Chinese yuan weakens following biggest drop in reference rate in six months

Authorities set the mark 0.87 per cent or 594 point lower than last Friday, the biggest daily decline since late June in 2016

The yuan weakened on Monday afternoon after its mid-point was set at its lowest level in half a year.

China’s authorities sets the mark 0.87 per cent or 594 point lower than last Friday, the biggest daily decline since late June in 2016. Traders are allowed to trade up to 2 per cent either side of the reference point for the day.

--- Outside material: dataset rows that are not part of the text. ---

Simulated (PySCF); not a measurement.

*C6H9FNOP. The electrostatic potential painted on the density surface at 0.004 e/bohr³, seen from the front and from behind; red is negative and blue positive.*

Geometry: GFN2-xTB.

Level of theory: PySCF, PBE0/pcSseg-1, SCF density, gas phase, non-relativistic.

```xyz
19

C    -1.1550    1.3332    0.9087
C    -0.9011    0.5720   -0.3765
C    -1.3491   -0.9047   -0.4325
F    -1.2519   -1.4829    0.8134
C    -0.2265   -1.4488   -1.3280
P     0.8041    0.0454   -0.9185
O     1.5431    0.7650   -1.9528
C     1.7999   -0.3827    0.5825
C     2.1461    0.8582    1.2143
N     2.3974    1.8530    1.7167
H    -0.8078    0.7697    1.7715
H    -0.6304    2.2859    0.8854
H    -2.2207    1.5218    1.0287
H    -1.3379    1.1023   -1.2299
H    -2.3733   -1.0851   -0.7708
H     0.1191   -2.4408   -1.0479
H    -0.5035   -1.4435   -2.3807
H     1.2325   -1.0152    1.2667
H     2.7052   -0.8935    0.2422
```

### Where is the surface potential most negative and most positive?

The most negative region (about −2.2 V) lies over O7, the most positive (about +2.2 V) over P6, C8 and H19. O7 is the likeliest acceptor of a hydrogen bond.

Ming Ming, chief fixed-income analyst at Citic Securities, said the stronger fluctuation of the Chinese currency’s mid-points represented a policy to curb one-way depreciation and stabilise the exchange rate through adjusting the yuan’s daily reference rate.

The Hong Kong Interbank Offered Rate for offshore yuan, known as the CNH Hibor, plummeted to 14.05 per cent from last Friday’s 61.33 per cent, down 4,728 points.

The onshore yuan in Shanghai slipped for a second day, trading at 6.9335 at 5.30pm on Monday, dropping 0.24 per cent. .
Offshore yuan in Hong Kong traded at 6.8842 to the US dollar, down 0.49 per cent.
Offshore yuan in Hong Kong traded at 6.8771 to the US dollar, down 0.40 per cent, or 273 points weaker. Photo:

The Chinese yuan has been highly volatile so far this year. Last week, offshore yuan scored its biggest two-day gain in history, 2.47 per cent on Wednesday and Thursday, but slid last Friday and continued to weaken on Monday.

“It has been a tortuous start to the year on the offshore yuan trading desk as funding conditions continue to wrong foot market participants,” said Stephen Innes, senior trader at Oanda in the latest report.

“Despite some semblance of order emerging, we should expect volatility to remain high.”

Innes also expects the underlying yuan depreciation pressures to return “because the fundamental reasons that are driving depreciation, such as capital outflows and concerns on Trump’s China policies, haven’t changed”.

“Although the offshore yuan moves have put traders on edge, the global impact is not in the same league as the turmoil created last year,” added Innes.

“Moreover, as history so often repeats itself in the forex world, we should expect the yuan to resume its course of depreciation post Trump’s inauguration and at the latest past the Lunar New Year.”

In other currency trading, the pound was down 1.07 per cent, trading at US$1.2149 on Monday afternoon while the Japanese yen fell 0.08 per cent to 117.00 against the US dollar.